NYPD brass defends mayor’s gun plan

NYPD Commissioner Keechant Sewell (center) defended Mayor Eric Adams’ anti-gun violence plan to members of the City Council’s Committee on Public Safety on Wednesday, March 30, 2022. AP file photo by Brittainy Newman

By Jacob Kaye

City officials appearing before members of the City Council defended Mayor Eric Adams’ plan to combat gun violence throughout the five boroughs Wednesday.

Adams’ Blueprint to End Gun Violence was at the center of the hearing hosted by the council’s Committee on Public Safety Wednesday morning. The plan, which touches nearly every aspect of the criminal justice system, has been criticized by a number of councilmembers in the months since the mayor first introduced it. That criticism was apparent during Wednesday’s hearing, which, at times, was a tense affair.

NYPD Commissioner Keechant Sewell, a Queens native, Deputy Mayor for Public Safety Philip Banks and Deanna Logan, the director of the Mayor’s Office of Criminal Justice defended the plan, telling councilmembers its balanced approach will take guns off the streets and keep New Yorkers’ civil liberties intact.

“We are identifying, targeting, arresting and building strong prosecutions against gun carriers and trigger pullers in our city,” Sewell said. “But the NYPD's commitment to keeping this city safe is not built simply on arrests and incarceration. In fact, considerable focus and significant resources are dedicated to preemption and prevention as an alternative to enforcement.”

But a handful of councilmembers have yet to be convinced, with several progressive members of the body claiming that the Adams administration and the NYPD are relying on old policing tactics that the city moved away from in the past decade because of claims of civil violations and ineffectiveness.

Queens Councilmember Tiffany Caban, who ran for office on a pledge to divert funds from the NYPD, and Brooklyn Chi Ossé both got into verbal spats with Sewell during the hearing.

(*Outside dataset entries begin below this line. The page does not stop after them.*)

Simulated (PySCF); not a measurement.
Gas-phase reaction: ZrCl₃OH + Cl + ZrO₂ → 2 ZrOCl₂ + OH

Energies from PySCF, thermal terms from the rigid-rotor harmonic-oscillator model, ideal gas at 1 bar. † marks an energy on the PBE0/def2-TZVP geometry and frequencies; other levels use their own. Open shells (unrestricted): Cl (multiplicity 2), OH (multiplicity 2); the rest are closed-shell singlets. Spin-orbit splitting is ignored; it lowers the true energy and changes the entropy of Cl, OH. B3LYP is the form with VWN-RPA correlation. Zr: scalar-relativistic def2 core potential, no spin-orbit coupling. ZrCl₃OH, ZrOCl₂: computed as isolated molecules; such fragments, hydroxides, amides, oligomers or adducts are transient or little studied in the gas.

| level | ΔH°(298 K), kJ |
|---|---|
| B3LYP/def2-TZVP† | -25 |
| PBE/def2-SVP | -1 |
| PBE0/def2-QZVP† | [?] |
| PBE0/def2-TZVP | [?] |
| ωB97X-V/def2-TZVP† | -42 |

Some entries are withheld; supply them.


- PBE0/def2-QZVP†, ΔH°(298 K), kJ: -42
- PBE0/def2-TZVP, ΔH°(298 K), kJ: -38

At one point, Caban asked NYPD brass about the data they relied on when deciding to create their recently rolled out neighborhood safety teams, an offshoot of the NYPD’s now-defunct anti-crime unit that was disbanded in 2020 amid racial justice protests and which accounted for a disproportionate amount of police killings. When Sewell told the councilmember that she would not provide the data but would discuss it with her at a later date, Caban accused the NYPD of ignoring the question.

“We’re not ignoring you, you want the answer to come, how you want the answer to come,” Banks said.

Caban responded by asking that they “provide the research” and “tell the public what you're relying on to make these really impactful important decisions that affect predominantly Black and brown, low-income New Yorkers.”

“I'm asking you to pass along the information you use to make these really consequential decisions,” she said. “And I have not gotten an answer as to whether or not you will do that and the lack of willingness for transparency is deeply deeply concerning.”

Adams introduced the anti-gun violence in plan in January, following the shooting deaths of two young NYPD officers. In addition to the neighborhood safety teams, which have been rolled out in several Queens precincts, the plan included putting more officers on the street, bringing more technology to the NYPD to identify people suspected of gun violence and increasing funding for community–based violence interrupters.

Several councilmembers questioned Banks and Sewell on the types of technology the NYPD is looking to expand, noting that facial recognition software has, in some cases, shown racial bias.

“The mayor is very big on looking and exploring technology as a way to fight crime,” Banks said. “No decision has been made at all on what device we're going to use, he has just asked us to explore and to look collectively and intensively into what can make New York City as safe as we possibly can, of course, constitutionally and being fair and being open.”

The Blueprint to End Gun Violence also laid out a number of policy proposals, including rolling back the bail reform laws and Raise the Age legislation, which makes it so 16- and 17-year-olds are tried as minors instead of as adults, as they were prior to the passage of the law.

While support for the policy requests, which can only be changed by state lawmakers, was waning when they were first introduced, Governor Kathy Hochul and Lt. Governor Brian Benjamin recently began circulating plans to work the changes into the state’s budget due April 1.

The effort to influence lawmakers ahead of the budget was furthered this week when Sewell made a trip to Albany to speak with senators and assemblymembers about giving judges the discretion to issue bail based on a defendant's perceived dangerousness to the community, the New York Post reported.